Kelvin

Java False Sharing Detect

June 10, 2016 | 8 Minute Read

One little-discussed performance implication of synchronization involves false sharing. That used to be a fairly obscure artifact of threaded programs, but as multi-core machines become the norm—and as other, more obvious, synchronization performance issues are addressed—false sharing is an increasingly important issue.

False sharing occurs because of the way in which CPUs handle their cache. Consider the data in this simple class:

  public class DataHolder {
      public volatile long L1;
      public volatile long L2;
      public volatile long L3;
      public volatile long L4;
  }

Each of the long values here is stored in memory adjacent to each other—for example, L1 could be stored at memory location 0xF20. Then L2 would be stored in memory at 0xF28, L3 at 0xF2c, and so on. When it comes time for the program to operate on L2, it will load a relatively large amount of memory—for example, 128 bytes from location 0xF00 to 0xF80—into a cache line on one of the cores of (one of) the CPU(s). A second thread that wants to operate on L3 will load that same chunk of memory into a cache line on a different core.
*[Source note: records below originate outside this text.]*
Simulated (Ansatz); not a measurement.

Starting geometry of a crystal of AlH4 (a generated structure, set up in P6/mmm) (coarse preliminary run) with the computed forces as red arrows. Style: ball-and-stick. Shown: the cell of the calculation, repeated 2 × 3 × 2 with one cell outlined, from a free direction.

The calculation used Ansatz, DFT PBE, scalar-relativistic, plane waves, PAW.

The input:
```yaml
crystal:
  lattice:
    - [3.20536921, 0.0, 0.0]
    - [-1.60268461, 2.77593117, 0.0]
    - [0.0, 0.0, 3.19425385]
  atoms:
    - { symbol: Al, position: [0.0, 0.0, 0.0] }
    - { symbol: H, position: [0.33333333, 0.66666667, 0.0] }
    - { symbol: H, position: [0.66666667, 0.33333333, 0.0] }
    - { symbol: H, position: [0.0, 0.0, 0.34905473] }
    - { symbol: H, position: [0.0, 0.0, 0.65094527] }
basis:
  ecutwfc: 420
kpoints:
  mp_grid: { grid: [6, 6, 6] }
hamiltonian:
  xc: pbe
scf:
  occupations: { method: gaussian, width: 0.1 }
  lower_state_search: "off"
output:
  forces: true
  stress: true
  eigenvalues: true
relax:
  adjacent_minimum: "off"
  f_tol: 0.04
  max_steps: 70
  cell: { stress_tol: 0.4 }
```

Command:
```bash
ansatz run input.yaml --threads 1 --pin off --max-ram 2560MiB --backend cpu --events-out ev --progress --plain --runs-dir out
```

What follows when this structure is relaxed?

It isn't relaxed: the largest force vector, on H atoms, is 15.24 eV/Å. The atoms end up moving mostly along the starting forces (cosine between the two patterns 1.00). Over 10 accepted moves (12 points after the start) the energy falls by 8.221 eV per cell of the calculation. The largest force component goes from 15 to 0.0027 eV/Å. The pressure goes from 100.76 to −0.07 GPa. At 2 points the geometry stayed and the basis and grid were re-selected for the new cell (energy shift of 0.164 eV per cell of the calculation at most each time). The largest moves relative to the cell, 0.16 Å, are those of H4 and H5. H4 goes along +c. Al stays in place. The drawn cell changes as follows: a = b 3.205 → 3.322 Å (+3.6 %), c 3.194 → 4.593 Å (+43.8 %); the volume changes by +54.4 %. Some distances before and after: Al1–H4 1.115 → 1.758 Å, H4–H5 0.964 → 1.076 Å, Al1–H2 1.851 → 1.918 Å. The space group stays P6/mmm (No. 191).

Loading nearby values like that makes sense in most cases—if the application accesses one particular instance variable in an object, it is likely to access nearby instance variables. If they are already loaded into the core’s cache, then that memory access is very, very fast—a big performance win.

The downside to this scheme is that whenever the program updates a value in its local cache, that core must notify all the other cores that the memory in question has been changed. Those other cores must invalidate their cache lines and reload that data from memory.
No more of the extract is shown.